FBI agents reported interviewing Ross in October 2011, a source told The Oklahoman. The agents reported Ross was with the Tulsa professional arena football team.
The agents reported Ross acknowledged gambling online and writing checks to cover his losses, the source said.
Ross is an entrepreneur who has been involved in a number of businesses. He said he currently runs a small, private investment company and lives in Arizona.
In the interview Wednesday with The Oklahoman, Ross said he wrote maybe four or five checks to Mitchell in 2009 and 2010 and received one from Mitchell.
“The FBI said, ‘You guys aren't very good at this …' I said, ‘Absolutely. We were terrible.' I had a buddy who thought he was good on baseball and I was along for the ride,” Ross said.
He said he may have seen Mitchell one time when Mitchell delivered cases of energy drinks to the Tulsa Talons.
A federal grand jury in September indicted Mitchell, two of his sons, six other men and a Costa Rican company. A trial is set for April.
Mitchell is accused in the federal case of operating an illegal gambling enterprise that took in millions of dollars. He is accused of both hosting illegal high-stakes poker games at his home and illegally taking bets on sporting events.
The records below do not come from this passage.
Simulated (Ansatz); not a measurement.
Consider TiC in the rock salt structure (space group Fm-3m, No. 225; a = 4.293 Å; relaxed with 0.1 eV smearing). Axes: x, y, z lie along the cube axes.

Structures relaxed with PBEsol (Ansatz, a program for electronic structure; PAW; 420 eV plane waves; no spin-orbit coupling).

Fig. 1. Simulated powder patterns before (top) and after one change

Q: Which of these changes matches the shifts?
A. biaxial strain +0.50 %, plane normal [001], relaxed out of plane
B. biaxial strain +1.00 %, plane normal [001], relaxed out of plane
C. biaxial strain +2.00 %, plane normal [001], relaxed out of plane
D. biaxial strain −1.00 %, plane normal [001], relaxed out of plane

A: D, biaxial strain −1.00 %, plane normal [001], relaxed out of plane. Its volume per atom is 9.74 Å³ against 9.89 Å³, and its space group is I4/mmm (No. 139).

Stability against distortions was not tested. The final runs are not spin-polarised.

Mitchell has pleaded not guilty. His defense attorney has said he is a professional gambler who acted legally and paid taxes on his gambling income.
The FBI agent described Mitchell in the affidavit as a sports “bookie” who has been engaged in illegal gambling activity from at least 1990 until November 2010 when his wife was brutally beaten to death.
Before Wednesday, Ross had denied to the media any involvement with Mitchell. In a phone interview Friday, Ross told The Oklahoman he never bet on sporting events and never sent Mitchell any checks.